<This may be a re-post. I originally posted in Hadoop Core but my profile is showing 0 questions.>
Thank you in advance for any assistance you're able to provide. Over the past few days I have been getting notifications that disk space (OS) on one of my nodes was over 50%. This has happened before and a simple zip-up of the log files will work. In this case I found that I had 10GB of drive space utilized by old HDP versions (after several upgrades). I googled around for some clever solutions and came across this post which suggests using HostCleanup.py (DON'T DO THIS). I first used the --help flag on the script to see what it was about. Descriptions were limited. I did however see that '--silent' mode skips all prompts. I removed this for my run thinking that I could stop the script if there was something I didn't like. Instead the script ran straight through and deleted all service directories in /etc and silently (no logging) uninstalled many of the service jars/binaries and deleted many/all of the symlinks for them. This all happened on the standby namenode.

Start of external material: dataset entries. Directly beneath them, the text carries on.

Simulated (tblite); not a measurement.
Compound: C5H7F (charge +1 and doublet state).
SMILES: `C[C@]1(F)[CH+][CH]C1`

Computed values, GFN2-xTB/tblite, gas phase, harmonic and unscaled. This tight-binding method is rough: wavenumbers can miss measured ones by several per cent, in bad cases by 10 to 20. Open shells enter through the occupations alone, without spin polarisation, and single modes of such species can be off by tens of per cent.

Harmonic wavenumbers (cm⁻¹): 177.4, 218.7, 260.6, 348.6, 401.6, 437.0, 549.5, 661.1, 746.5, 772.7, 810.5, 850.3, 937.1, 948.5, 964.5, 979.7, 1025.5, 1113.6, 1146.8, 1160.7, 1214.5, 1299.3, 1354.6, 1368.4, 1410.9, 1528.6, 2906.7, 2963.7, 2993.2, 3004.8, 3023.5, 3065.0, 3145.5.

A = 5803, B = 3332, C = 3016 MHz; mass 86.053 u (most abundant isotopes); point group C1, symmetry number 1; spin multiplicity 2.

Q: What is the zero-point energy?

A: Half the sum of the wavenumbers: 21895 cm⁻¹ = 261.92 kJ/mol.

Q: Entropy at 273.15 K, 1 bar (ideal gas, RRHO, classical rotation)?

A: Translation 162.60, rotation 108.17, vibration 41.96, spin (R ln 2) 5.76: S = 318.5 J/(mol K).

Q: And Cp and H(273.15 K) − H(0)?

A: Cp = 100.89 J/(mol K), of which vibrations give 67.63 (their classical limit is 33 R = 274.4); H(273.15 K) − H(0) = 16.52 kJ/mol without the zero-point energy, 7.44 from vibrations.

Most services shutdown immediately because there were 5 core services on this node. I now have a semi-production cluster with terabytes of data in an unusable state. I attempted to migrate the data off to a different cluster but my primary namenode, after iterations of install and service movement attempts, ended up in 'standby.' I desperately need help to restore services on this cluster. Below are the current state and what I believe to be possible next steps.
NN1 is in 'standby' and NN2 (the victim) will not start. NN2 reports 'NameNode not initialized.'
Most services are down and will not restart without a valid/responsive NN.
I cannot backup the nameSpace without a responsive namenode.
I cannot list, export, move, or otherwise interact with HDFS without a responsive namenode.
1. Somehow get NN2 to start, export/backup all data, and take further action.
2. Magically restore all services and config files on NN2 following the mass-deletion.
3. Wipe it all, restore, try to recoup data by other aggregation methods, hope nobody notices.
4. Something else.
I am very much the 'long time listener, first time caller' and really appreciate any help you good folks can offer. I don't like to be the guy with the problem - but I sure hope someone ends up finding this thread before the original one which caused me to act carelessly and aggressively with scripts I was not familiar with.
Last upgrade was from 220.127.116.11 to 2.4.2, which is current version. Cluster is HA-enabled for all capable services.
I had tried this previously but nn1 will not transition due to nn2 being non-responsive. I should note that I had some success with YARN on nn2 before nn1 transitioned to standby by re-installing the packages for app_timeline_server on nn2, copying core-site.xml from nn1to nn2, and then using Ambari to move that service to a different host. I'm open to similar ideas for the other master services still on nn2 but I think I have to get nn1 to be active first.